Frank Dikötter answered that problem by rejecting the familiar image of a popular agrarian movement steadily rising against a doomed Nationalist state. His argument was that the Communist victory was not inevitable, not primarily ideological, and not well described as a simple victory of land reform. It depended on a sequence of contingencies: Soviet sponsorship from the beginning, Japanese destruction of the Republic’s strategic position after 1937, Soviet creation of a Manchurian sanctuary in 1945, American insistence on coalition and truce in 1946, and the Communist Party’s willingness to use coercion, forced conscription, starvation, and attritional war.

The scale of the party is central to that argument. In 1921, Dikötter said, the first Communist gathering in Shanghai involved about 12 men representing roughly 50 people. In 1929, in Wuxi, a city where about 100,000 workers were alerted to shifts by steam whistles and electric sirens, there were 25 Communist Party members. Before Chiang Kai-shek’s 1927 break with the Communists, Zhejiang province, “the size of France,” had no more than 2,800 Communists — about one in 7,700 people. By 1936, after 15 years, the party had roughly 40,000 followers in a country of about half a billion.

40,000
approximate Communist followers in China by 1936, in Dikötter’s account

Dikötter compared the Chinese Communists not with a mass national party, but with marginal organizations. In the 1930s, he said, they were “about the same size as some local religious sect, a secret society, a local gang of bandits.” The standard historiography, in his view, exaggerates their stature by treating the period as a fight between two roughly equivalent national forces: Communists and Nationalists. That equivalence, he argued, did not exist in the 1920s or most of the 1930s.

The international comparisons were meant to sharpen the point. In Portugal under Salazar in 1934, he said, roughly one in 250 or 280 people belonged to the Communist Party. In Gansu province in 1940, the Chinese ratio was one in 25,000. Even using what he called inflated Comintern figures for China in 1940, the ratio was about one in 1,700, roughly comparable to Communist Party support in the United States. His summary was blunt: few countries were “so unattuned to the ideology of communism” as China.

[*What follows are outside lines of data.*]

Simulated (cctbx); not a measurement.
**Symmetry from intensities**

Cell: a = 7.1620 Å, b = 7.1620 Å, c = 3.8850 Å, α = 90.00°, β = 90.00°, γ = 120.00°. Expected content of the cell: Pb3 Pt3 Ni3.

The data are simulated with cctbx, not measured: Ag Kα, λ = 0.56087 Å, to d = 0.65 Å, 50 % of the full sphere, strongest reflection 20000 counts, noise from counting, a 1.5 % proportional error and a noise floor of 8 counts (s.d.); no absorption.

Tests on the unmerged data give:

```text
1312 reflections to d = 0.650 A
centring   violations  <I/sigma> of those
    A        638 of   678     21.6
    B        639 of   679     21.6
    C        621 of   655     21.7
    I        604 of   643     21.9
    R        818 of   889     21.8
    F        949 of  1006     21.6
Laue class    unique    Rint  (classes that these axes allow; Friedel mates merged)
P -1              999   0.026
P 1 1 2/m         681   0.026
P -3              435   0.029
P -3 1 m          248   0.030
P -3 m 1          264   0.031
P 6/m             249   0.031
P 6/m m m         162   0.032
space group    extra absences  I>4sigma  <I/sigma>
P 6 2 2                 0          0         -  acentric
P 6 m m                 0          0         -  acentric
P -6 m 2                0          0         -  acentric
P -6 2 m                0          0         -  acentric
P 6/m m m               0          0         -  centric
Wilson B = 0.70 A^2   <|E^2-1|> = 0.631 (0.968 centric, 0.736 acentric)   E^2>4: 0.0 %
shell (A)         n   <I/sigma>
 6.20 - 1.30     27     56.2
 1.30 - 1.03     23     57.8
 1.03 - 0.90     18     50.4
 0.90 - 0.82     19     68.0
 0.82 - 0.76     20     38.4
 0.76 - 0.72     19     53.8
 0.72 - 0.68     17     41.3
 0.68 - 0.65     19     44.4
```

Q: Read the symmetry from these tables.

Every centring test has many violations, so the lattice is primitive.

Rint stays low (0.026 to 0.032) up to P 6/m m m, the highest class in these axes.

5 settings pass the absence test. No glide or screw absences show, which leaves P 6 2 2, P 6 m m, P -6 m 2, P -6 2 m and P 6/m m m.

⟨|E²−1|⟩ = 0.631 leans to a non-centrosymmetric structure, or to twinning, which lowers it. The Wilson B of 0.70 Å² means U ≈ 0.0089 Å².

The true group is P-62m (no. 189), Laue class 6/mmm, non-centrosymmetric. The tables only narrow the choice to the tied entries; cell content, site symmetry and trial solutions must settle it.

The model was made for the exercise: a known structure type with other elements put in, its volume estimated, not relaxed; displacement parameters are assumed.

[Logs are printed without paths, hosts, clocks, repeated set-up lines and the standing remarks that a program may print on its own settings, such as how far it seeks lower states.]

That is why he treated Edgar Snow’s Red Star Over China as such an important distortion. Snow visited the Communists in 1936, when Dikötter said their “red star” was at its lowest, and presented them as agrarian reformers fighting for freedom in the hills. The book was translated into 20 languages, made Mao a household name, and helped create the romantic account Dikötter believes still shapes much of the historiography. His own title, Red Dawn Over China, deliberately echoes Snow’s.

Asked about method, Dikötter said he had read Snow as a student and found the account “a bit too pretty” and implausible, especially for anyone familiar with Bolshevik precedent. After years working on Republican-era China and then on the Mao period, he said he rarely encountered evidence that corroborated Snow’s version. If historians cannot access proper primary sources, he concluded, “better withhold judgment.”

Soviet sponsorship made the party before China did

The Communist Party’s early history, as Dikötter presented it, began less as an indigenous mass awakening than as a Moscow-directed project. In 1919, the Communist International began sending Soviet envoys to China. They spoke to small circles of intellectuals in Shanghai and Beijing and, by 1921, had converted roughly 50 people. Those recruits argued among themselves, prompting Moscow to send another organizer: the Dutch Comintern agent Henk Sneevliet, whom Dikötter described as able to gather a dozen of them in a room.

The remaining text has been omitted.